With Professor Ross Klein, an American sociologist and administrator of travel advisory website Cruisejunkie, she has written a report called Sex At Sea: Sexual Crimes Aboard Cruise Ships. It was submitted to the parliamentary standing committee. She says the cruise industry has sexualised romance and often bases marketing on the idea that a cruise has sexual possibilities.
The names of cruise ships - Adventure of the Seas, Allure of the Seas, Carnival Ecstasy, Carnival Fantasy, Diamond Princess, Island Escape - can be suggestive and contain subliminal sexual messages, she says.
The crew play their part. She says they ("young adventure seekers and migrant workers") can also feel immune from the laws of the real world. Uniforms, she says, create a power imbalance in an already sexually charged atmosphere.
According to data obtained through freedom of information from the FBI in the US by Klein and used in the Sex at Sea report, one cruise operator with 22 ships had 92 sex-related crimes in 2008, an average of four per ship. Poulston says crime on cruise ships in general is "significantly" more common than on land, a charge cruise operators deny.
The same FBI data revealed that most perpetrators were male crew members and most victims were female passengers and the most common location for alleged sexual crimes was the passenger's cabin.
"No police, no elected representatives," she says. "A cruise is a commercial town away from everything else with people determined to have a good time.
"Everything is unnatural."
The Australian industry is dominated by the world's largest cruise company, Carnival Corporation, nicknamed "Carnivore" by its detractors. Based in Miami, it owns the P&O, Cunard, Princess, Carnival, Holland and Costa lines. The Costa Concordia infamously crashed into a reef and partially sank off Italy last year.

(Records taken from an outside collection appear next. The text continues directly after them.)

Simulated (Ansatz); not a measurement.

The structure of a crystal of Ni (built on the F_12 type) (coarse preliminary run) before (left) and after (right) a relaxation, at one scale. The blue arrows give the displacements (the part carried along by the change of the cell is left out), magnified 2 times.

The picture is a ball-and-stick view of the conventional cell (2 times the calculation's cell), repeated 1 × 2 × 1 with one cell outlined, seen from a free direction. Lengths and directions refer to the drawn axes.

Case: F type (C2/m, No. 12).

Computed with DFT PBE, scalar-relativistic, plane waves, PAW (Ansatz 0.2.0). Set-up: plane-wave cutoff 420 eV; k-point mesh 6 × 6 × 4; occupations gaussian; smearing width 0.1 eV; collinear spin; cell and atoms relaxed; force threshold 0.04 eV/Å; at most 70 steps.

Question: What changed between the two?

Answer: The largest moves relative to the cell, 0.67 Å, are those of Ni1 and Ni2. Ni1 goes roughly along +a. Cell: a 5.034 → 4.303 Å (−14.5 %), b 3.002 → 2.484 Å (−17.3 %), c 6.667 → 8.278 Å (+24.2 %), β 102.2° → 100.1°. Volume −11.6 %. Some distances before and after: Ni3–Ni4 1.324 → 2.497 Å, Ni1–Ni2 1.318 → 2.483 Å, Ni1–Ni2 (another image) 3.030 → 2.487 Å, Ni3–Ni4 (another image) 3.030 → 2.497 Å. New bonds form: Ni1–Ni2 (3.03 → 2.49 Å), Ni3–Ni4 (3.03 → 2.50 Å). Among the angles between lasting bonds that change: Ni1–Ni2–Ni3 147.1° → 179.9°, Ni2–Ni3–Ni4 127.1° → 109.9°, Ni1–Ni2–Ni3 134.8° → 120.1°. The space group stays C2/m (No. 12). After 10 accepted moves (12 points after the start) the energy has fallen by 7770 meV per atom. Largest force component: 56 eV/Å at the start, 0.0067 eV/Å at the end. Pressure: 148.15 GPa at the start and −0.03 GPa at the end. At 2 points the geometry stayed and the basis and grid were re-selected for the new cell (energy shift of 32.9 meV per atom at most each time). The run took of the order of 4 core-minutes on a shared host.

In recently announcing the arrival of another 2600-capacity ship, the Carnival Legend, to sail from Sydney from next month, the company's director for Australia and New Zealand Jennifer Vandekreeke said: "There is a great fit between the Australian personality and Carnival Cruise Lines, both being playful, outgoing and fun loving."
The second major player in Australia is Royal Caribbean, the world's second-largest cruise company. It outlined big ambitions for Asia and Australia in its annual report last year.
The overwhelming majority (86 per cent) of passengers on cruise ships departing from Australia are Australians; popular two-week routes include the South Pacific, New Zealand and around the Australian coast. Cruising is cheap. A 10-night Carnival Pacific Islands cruise from Sydney next month visiting Fiji, Noumea, Lifou and a "mystery isle" is $1390 for a mid-priced "balcony" room.
Dianne Brimble's husband, Mark Brimble, has become a lobbyist for cruise ship victims since her death, heading up the Australian arm of the International Cruise Victims group. He says the industry has improved since the shadowy circumstances of his wife's death - and the investigations into it - but it still lacks transparency.
"I don't think they should self-regulate," he says. "It gives the corporation too much responsibility in a murky and somewhat confused environment. The Australian consumer is denied rights they are given when on the mainland. I don't see how you can say they have sufficient corporate responsibility to self-regulate."
The laws covering incidents at sea are notoriously complex. Australia can prosecute within a maritime zone off our shores in the Crimes at Sea Act. Which agency prosecutes under that act depends where the ship was at the time and whether it was coming towards or sailing away from Australia.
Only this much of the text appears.